Her best male friend is Gavin, whose CV reads like the entry 'film star' in a spoof encyclopaedia: born of Italian parents in the Bronx, father dies when young; brought up in loving poverty by a mother who spends hard-earned pennies taking her son to the movies and encouraging his ambitions; takes part-time jobs to finance work in fringe theatre and to pay for acting lessons with Lee Strasberg. Now as big a box office draw as Stallone, Arnie and Costner, with enough clout to produce and nurture his own projects.

The latest of these, like Kevin Costner's Dances with Wolves, is a personal obsession, an epic about the Earl of Warwick that was shunned by the studios, but that is as certain to leave Gavin dancing with Oscars as Angel is to find its creator rolling in cash.

Since she wrote A Woman of Substance in 1979, Barbara Taylor Bradford has become one of the world's best-selling novelists. Her husband, Robert Bradford, produces all her work for American TV mini-series, thus securing the books a shelf life beyond a few months. And Angel is the first of the three-book deal worth around pounds 17m.

Taylor Bradford fans are mainly women approaching middle age, whose own lot is probably more or less settled and for whom the message relayed via her heroines - struggle pays off in the end, goodness earns love - seems to have particular resonance.

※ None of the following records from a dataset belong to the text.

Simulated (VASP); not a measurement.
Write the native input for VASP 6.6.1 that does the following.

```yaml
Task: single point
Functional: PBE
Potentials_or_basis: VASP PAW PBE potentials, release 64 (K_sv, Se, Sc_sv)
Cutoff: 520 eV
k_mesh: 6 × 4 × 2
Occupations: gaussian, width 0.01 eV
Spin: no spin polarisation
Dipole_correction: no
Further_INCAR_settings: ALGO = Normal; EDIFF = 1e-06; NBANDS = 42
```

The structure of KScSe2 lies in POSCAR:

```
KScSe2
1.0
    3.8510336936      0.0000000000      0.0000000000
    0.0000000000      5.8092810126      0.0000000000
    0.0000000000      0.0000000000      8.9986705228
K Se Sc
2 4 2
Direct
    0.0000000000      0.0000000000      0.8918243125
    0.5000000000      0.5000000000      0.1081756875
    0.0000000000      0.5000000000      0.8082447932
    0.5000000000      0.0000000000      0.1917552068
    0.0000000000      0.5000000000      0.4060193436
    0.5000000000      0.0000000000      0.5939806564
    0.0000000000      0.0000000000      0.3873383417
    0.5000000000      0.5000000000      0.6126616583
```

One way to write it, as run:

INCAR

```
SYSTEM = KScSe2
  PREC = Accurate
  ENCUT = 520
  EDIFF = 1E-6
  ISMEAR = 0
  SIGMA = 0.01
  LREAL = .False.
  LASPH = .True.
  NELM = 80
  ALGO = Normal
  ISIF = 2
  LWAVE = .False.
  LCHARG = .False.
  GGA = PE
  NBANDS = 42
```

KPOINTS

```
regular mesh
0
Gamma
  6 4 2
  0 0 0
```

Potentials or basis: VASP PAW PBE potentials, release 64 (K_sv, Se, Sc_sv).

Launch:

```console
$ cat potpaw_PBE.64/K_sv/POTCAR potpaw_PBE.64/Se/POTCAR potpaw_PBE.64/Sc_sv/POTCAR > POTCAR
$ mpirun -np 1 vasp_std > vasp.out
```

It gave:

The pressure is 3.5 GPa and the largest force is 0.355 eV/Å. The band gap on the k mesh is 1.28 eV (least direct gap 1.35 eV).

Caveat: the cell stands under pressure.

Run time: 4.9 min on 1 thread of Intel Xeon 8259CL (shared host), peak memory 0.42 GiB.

One reason for this may be that like all the best fantasies, the one Taylor Bradford offers her readers has touchstones we can all understand. Although the worlds of fashion, TV, journalism or Hollywood in which her novels are set appear both glamorous and competitive, her heroines and their ambitions are pretty much homespun. Just as Emma Harte, the rags-to-rag trade doyenne of the Woman of Substance trilogy has to fight against the odds to achieve the recognition her talents deserve, so in Angel great emphasis is placed on how hard Rosalind Madigan works. Not for these women the flighty flash and cash of Hollywood Wives or Dynasty; graft is what their lives are all about and if their reward is couture elegance, chauffeurdriven limousines and country mansions instead of Marks & Spencer chic, a Ford Fiesta and terraced house, well, someone has to have those things. As for sex, a Taylor Bradford heroine shuns black lace in favour of peach satin. Discretion, taste and manners are the values that count.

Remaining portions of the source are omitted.